The One-Note Samba

Brazilian composer Antonio Carlos (aka “Tom”) Jobim once wrote a song called “One-Note Samba,” which had lyrics (excerpted below) that were later sung by Frank Sinatra:

This is just a little samba
Built upon a single note
Other notes are bound to follow
But the root is still that note

A similar idea appeared in the old TV game show “Name That Tune,” which had a mini-game called Bid-a-Note in which contestants bet on the smallest number of notes it would take them to recognize and name a song being played by the studio orchestra. The maximum number of notes allowed in a round was seven, and the minimum was one. The player who could identify the song title upon hearing the fewest notes won the round.

Both of these cultural footnotes resemble the practice popular among tarot readers of trying to explain situations or predict events by pulling a single card. A one-card reading is an all-or-nothing proposition, typically with little room for development and no compelling direction. Such a reading can adequately describe a static “state of being,” but the tarot is at its best when used to illustrate a process of “becoming.” By offering a moving story-line that shows details emerging over time and through change, a series of cards can nudge the subject of the reading off “dead-center” and move it toward some kind of resolution.  A single-card narrative is like a two-dimensional rendering of a landscape; it may have a skillfully drawn surface but no depth to give it a sense of scale and perspective. It is a flat map when what we should really be seeking is a topographic view of the territory showing the ups-and-downs, the peaks and valleys. One card equals a single musical note, producing a monotonous drone, while a group of cards can give a richer, more symphonic sense of situational awareness.

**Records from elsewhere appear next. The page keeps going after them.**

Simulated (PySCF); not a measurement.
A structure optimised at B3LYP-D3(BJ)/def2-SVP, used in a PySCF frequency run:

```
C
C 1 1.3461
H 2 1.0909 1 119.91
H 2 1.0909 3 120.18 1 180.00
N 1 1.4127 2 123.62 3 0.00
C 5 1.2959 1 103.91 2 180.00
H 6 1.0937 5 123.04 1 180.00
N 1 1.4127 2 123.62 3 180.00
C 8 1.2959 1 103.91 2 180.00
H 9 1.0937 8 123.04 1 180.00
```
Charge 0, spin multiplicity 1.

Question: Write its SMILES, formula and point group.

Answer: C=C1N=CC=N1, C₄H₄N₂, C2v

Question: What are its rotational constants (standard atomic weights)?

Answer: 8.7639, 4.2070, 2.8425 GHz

A one-card pull may be useful for learning card meanings as a beginner, but it offers scant substance in terms of predictive value. At best, it can convey the “tone” of life’s circumstances over the duration of its effect: the Tower could suggest the risk of traumatic upheaval, the Devil a danger of being mislead, the Star a time of hope, etc. It may take aim at the target but there is nothing to correct for environmental variables and no option to pull the trigger (unless the reader intuitively conjures one). If all we’re looking for is a signal and not a reason, a single card might do, but the phrase “one-trick pony” comes to mind. It also suggests a too-tight pair of shoes; foot binding went out of favor a long time ago, so why must we as tarotists pretend it didn’t? Personally, I like some “wiggle room” in my footwear and my tarot readings.

A dentist once scolded me for not flossing sufficiently, saying “I want to see some space between those teeth!” The same might be said for creating a little imaginative breathing room in our readings. A “picket-fence” reading style lets the mind wander between the slats, while a monolithic façade can stop it cold. There is another thing: I just don’t like to work that hard at coming up with meaningful insights. There are 78 different flavors to work with in assembling our confections, and “vanilla” is one of the least interesting.